Up until Tuesday I told the world proudly “I am a stay at home mom“. I have had this very well paid and much sought after position now for over twenty years. Even though in the past few years I have worked outside the home six days a week, because I am always here in the daytime I have felt entitled to give myself that title.
However, I realized on Tuesday, Wednesday and today Thursday, that I am in fact not a stay at home mother.
Well you may ask, “Why not?”. Simple I am rarely in the house!
If the last three days are really what it means to be a “stay at home” mother I will never again claim that title.
Let me enlighten you as to what deep thinking has brought me to this point.
On Monday my youngest child became unwell. This is a major event in our house as no one ever seems to get sick. (I put that down to the fact we permanently live as best friends with every germ known to man, but that’s another post.)
On this occasion I knew she was unwell as she came home from school on Monday crying, and between sobs I heard her wonder if she might be dying! So alas she had to stay home from school the following day.
She is still at home now three days later. And so am I. In case you are not getting it, that is three whole days inside my house. Three full days in which I have not left my home.

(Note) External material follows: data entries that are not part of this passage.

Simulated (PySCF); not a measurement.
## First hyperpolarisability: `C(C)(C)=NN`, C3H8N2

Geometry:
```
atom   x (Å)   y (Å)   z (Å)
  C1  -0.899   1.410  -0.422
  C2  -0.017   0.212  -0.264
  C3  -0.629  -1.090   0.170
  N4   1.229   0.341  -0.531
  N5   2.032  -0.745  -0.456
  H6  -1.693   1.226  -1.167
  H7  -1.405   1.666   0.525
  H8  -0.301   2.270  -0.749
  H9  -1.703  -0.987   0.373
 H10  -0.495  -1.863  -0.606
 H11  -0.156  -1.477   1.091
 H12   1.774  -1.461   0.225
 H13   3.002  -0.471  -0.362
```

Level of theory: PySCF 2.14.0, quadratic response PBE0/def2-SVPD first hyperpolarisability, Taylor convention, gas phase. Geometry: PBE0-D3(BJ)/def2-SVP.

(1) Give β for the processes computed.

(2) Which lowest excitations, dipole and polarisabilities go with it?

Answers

I have found the days long and it has caused me to remind myself of how my life used to be.
Twenty three years ago I spent my last full day at work. Following the birth of my first daughter I decided I would be the one to look after her. It was a decision I was comfortable with. Until I was faced with the reality of it.
At the time I was in my early twenties, with no car. There was no bus to where I lived and I had no family close by. My husband worked 7am until 7pm. I was very much alone. An inexperienced mother, breastfeeding a young baby. Did I mention we only had three television channels?
The past three days have brought me back to what it was like in those early days, to really be a “stay at home” Mom. Because my little one is unwell I am literally housebound. It can feel as if the world is passing you by. The walls close in and you desperately try to keep yourself active. I can remember at times being so unhappy.
Whilst I admit I am a bit of a mother earth and adore children and being with children, I am not qualified in any other aspect of being a “stay at home” mother. I hate cleaning, cooking, washing or ironing. I am also useless at all forms of art and craft and my baking is not always a huge success. The very things a lot of people assume a “stay at home” mother spends hours doing.
The truth is “staying at home” and mothering is not ideal. However I don’t think many do “stay at home”. Most mothers who do not work outside the home, full or part time, actively live a life alongside their children but also one which has ready access to friends, walks, playgrounds, and playgroups. They do in fact not “stay at home”, but rather do not work outside the home.
In fact the title “stay at home” mother in our modern world is almost redundant. (Do you like what I did there? Redundant, and we never got paid in the first place!)
More and more mothers are working part time, whilst children are at school. Or are working from home, thanks to the internet. Most have cars and many friends and outlets to take them out of the home. Very few women really are “stay at home” mothers.
If truth be told, after these three days, I think my husband would chose for me to always be a “stay at home” mother. The house is clean, the dinner cooked, the laundry up to date and I am in when he rings.
However after three days of this I’ve had enough. I quit. My daughter goes back to school tomorrow.
I will caution myself not to drive off before she actually closes the door of the car tomorrow morning. As I wave her off with a big smile, she will be happy believing it is my expression of joy at her return to health, never knowing it is my Martin Luther King smile, “Free at last, thank God I’m free at last”.